WASHINGTON–Legislation to bar insurers and other companies from deducting legal settlement costs from their taxes would increase “the current, anticompetitive legal cost burden facing U.S. manufacturers,” a business advocate told a House committee today.
Representatives of two insurance industry trade groups later voiced the same concerns about the provisions, which are contained in the Senate version of minimum wage legislation.
Kenneth Petrini, vice president/taxes, for the Air Products and Chemicals Co., based in Pennsylvania, made his comments as a representative of the National Association of Manufacturers on provisions in the Senate version of minimum wage legislation.
The provisions–not contained in the House version–eliminate tax deductions for punitive damages and settlements of potential violations of law.
The House Ways and Means Committee held the hearing because the leadership of the Senate Finance Committee is holding up the minimum wage bill in order to pressure the House to accept the more expansive tax provisions in the Senate version.
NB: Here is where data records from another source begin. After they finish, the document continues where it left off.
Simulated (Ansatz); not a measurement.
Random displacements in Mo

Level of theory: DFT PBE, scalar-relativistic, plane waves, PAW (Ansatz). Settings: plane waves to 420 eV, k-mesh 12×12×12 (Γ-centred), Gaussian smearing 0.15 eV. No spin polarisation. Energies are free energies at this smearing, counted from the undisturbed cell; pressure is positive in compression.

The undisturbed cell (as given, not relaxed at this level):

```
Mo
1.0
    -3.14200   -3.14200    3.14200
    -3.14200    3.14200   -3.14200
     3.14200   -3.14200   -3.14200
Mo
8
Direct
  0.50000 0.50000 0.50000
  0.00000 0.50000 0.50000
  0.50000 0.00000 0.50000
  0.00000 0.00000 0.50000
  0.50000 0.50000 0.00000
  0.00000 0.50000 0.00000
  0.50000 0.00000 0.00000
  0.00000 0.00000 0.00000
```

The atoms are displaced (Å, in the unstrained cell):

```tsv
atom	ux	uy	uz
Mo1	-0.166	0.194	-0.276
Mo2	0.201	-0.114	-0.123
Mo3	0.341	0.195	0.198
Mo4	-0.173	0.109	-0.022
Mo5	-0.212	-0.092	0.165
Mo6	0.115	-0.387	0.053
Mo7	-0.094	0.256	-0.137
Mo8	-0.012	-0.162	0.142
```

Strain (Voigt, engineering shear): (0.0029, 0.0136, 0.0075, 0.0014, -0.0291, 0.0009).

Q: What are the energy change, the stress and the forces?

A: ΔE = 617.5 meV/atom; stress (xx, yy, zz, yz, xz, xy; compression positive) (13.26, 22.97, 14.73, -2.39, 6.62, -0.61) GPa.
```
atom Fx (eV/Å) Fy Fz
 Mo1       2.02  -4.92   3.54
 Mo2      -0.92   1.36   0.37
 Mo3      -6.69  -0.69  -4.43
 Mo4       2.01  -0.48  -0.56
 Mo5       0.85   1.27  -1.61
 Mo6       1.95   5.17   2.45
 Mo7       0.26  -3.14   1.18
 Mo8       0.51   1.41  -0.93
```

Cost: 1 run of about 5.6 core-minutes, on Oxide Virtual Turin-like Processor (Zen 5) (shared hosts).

The House version, by contrast, contains far more modest tax provisions designed to reduce the cost of raising the minimum wage on small businesses.
In his testimony, Mr. Petrini said “the proposals to eliminate tax deductions for punitive damages and settlements of potential violations of law represent significant changes to, and unnecessary expansion of, current law that will increase the cost of doing business in the United States for manufacturers.”
In comments associated with the hearing, both the National Association of Mutual Insurance Companies and the Property Casualty Insurers Association of America voiced similar concerns.
“Making punitive damages taxable would create a situation where settlements would still be deductible as business expenses, but punitive damages resulting from trial would not be deductible,” said Cliston Brown, director, federal public affairs for PCI.
“The possibility of unpredictable, large and nondeductible punitive damages would provide a powerful incentive for defendants to settle cases which they otherwise might be able to win in court,” Mr. Brown said. “In the end analysis, consumers will pay the price in the form of higher premiums–and we don’t think that is a desirable result.”
Marliss Browder, NAMIC senior federal affairs director, said the punitive damages provision “would increase the cost of doing business for insurers, which will be forced to spend more money and time litigating cases.”
“Ultimately, this increased cost would be passed on to policyholders in the form of higher premiums,” Ms. Browder said.
Similarly, a provision regarding settlements in the Senate bill would increase costs to insurers by changing the rules regarding the deductibility of fines and penalties, she added.
Current law precludes businesses from deducting from income only those fines or penalties paid to a government or entity for the violation of a law, she explained.